COMMERCIAL FOCUS: After the sun comes a new battery

It has taken half a decade to refine the technology to the point where it has successfully gone through proof of concept trials in domestic housing. As Bissell explains, the basic technology is analogous to the little hand warmers that golfers and others will know well. In these devices a liquid turns to a solid and heat is released in the process.
Sunamp’s heat batteries use a proprietary solid/liquid material devised by Sunamp in partnership with Edinburgh University’s School of Chemistry. The system can capture heat in a variety of ways. In domestic heating contexts it can be run off photo voltaic solar panels on the house roof, off-peak or renewable grid electricity, heat pumps, biomass or conventional boilers. The commercial scale or district heating models can be configured to capture waste heat directly.
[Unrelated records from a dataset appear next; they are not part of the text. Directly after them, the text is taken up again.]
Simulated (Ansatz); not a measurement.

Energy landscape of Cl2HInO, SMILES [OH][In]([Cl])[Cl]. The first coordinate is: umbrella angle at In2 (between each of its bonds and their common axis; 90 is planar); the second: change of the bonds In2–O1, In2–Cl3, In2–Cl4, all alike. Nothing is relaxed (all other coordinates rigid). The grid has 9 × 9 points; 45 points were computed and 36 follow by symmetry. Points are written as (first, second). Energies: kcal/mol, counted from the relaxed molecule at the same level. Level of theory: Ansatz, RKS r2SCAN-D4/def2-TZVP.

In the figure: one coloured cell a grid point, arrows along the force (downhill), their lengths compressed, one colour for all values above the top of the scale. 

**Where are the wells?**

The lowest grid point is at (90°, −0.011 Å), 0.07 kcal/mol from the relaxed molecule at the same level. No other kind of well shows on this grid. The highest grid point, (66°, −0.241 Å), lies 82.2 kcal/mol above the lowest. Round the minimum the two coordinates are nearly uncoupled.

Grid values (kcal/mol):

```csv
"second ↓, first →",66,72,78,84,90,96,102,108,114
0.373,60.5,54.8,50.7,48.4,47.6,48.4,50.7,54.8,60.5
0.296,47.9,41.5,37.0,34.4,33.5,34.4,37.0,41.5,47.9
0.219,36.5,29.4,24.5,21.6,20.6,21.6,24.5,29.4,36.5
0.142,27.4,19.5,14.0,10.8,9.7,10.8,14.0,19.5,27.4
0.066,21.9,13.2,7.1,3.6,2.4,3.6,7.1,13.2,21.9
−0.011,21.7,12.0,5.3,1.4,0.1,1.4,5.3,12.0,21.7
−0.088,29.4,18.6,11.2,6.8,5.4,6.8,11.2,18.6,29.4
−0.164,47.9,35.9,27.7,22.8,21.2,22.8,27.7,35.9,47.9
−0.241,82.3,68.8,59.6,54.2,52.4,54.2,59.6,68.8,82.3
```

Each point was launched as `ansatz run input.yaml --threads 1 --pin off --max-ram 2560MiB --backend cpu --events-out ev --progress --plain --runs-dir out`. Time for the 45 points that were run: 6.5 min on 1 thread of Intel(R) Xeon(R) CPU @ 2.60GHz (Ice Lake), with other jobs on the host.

“In 2013, the Department of Energy and Climate Change, as it then was, gave us a contract to put our thermal storage system, alongside off-peak electricity and air-source heat pumps, into seven homes as a proof of concept trial. That was very successful – we were able to heat the homes at half the cost of natural gas. We had some retail sales on the back of that and in 2017 we won a fiercely contested competitive contract from Local Energy Scotland, on behalf of the Scottish Government, to put our heat batteries into 650 homes. These were in two housing associations, East Lothian Housing and Castle Rock Edinvar, which is part of the much larger Places for People Group,” he notes.
Bissell points out that being just a third of the size of a conventional hot water cylinder, the thermal storage battery has real benefits for both housing developers and the householder. For a start, in a large development it frees up very significant amounts of floor space, and householders get an airing cupboard that has a decent amount of storage space in it instead of being two thirds full with a cylinder.
The thermal battery is also more energy efficient than the vast majority of cylinders, being A or A+ rated across the full size range whereas only a few makes of hot water cylinder offer even one or two A rated models. The bulk are B and C rated in terms of energy efficiency. That creates around £50 to £150 savings a year.
If the battery is being run off PV panels, it is being heat charged through the day and will hold its heat for up to two weeks. This gives the householder a much better return on their investment in solar panels than simply putting excess electricity into the grid.

“Another strong point in favour of our thermal batteries is that they don’t need all the extras that go with a hot water cylinder,” Bissell explains. There is no need for safety valves, an expansion tank or a discharge pipe. The installation is much simpler, so although the thermal battery is probably some £100 to £150 more expensive than a hot water cylinder, the householder saves roughly the equivalent amount on the installation. Plus there is no need for the compulsory annual safety inspection that hot water cylinders require, saving up to £300 per year in maintenance fees.
The standard model is about the size of a combi boiler and delivers fast-flowing hot water on demand. It heats the water to a selectable temperature, between 40 and 55°C and provides over 180 litres of hot water. For larger homes, larger models are available and multiple thermal batteries can be linked to provide heating.
Bissell says that it can be used in conjunction with a gas boiler, for example, to run the hot water and the household’s radiators. However, he sees thermal batteries as ultimately a replacement for combi boilers. His argument is that the UK is transitioning away from its decades-long love affair with natural gas.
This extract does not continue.